$105 iPhone 5: Smaller Carriers Turn to Creative Payment Plans to Bring Down Smartphone Prices
The Problem: The high up-front cost of getting a good smartphone without a contract. It can be hard to stomach the idea of a $650 iPhone, even if it costs less in the long run than buying a $200 subsidized one from a major carrier.
The Solution: Cricket, for instance, is allowing customers to pay $105 to walk out the door with an iPhone 5–a cost that includes one month of service–with a loan from Progressive Finance. That’s $395 cheaper than what Cricket usually charges, and there’s no interest for customers who pay off the loan within 90 days. (With interest, customers have nine months to pay off the phone in full.) Cricket’s wireless plan for the iPhone costs $55 per month with unlimited voice and messaging and 2.5 GB of full-speed data. A comparable postpaid plan on Verizon Wireless would cost $100 per month.
- smaller carriers are providing other options, and finding creative ways to offer better smartphones without charging full price.

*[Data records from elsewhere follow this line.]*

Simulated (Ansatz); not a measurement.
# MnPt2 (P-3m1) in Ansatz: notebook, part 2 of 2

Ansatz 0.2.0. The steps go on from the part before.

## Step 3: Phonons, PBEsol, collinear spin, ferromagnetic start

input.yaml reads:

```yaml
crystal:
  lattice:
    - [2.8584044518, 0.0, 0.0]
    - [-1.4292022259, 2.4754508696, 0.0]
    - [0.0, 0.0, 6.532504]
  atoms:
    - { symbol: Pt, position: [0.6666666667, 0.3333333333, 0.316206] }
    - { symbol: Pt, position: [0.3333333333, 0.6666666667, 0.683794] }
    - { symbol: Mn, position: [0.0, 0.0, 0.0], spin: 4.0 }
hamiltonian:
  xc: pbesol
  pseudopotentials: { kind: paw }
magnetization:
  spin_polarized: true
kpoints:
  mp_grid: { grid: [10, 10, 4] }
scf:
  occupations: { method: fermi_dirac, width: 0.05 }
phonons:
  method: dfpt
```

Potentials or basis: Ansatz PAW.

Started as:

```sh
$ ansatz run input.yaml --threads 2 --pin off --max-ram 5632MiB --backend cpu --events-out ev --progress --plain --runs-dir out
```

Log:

The payment plan concept is not limited to smaller prepaid carriers. T-Mobile, the fourth-largest U.S. carrier, recently announced that it’s doing away with phone subsidies entirely, and will instead let customers pay in installments for phones on its Value Plans. Unlike Cricket, T-Mobile will require a two-year contract with these plans, but installments are drawn out over a 20-month period with no interest. Again, customers save money by sticking it out and paying a much lower monthly rate once their phones are paid off.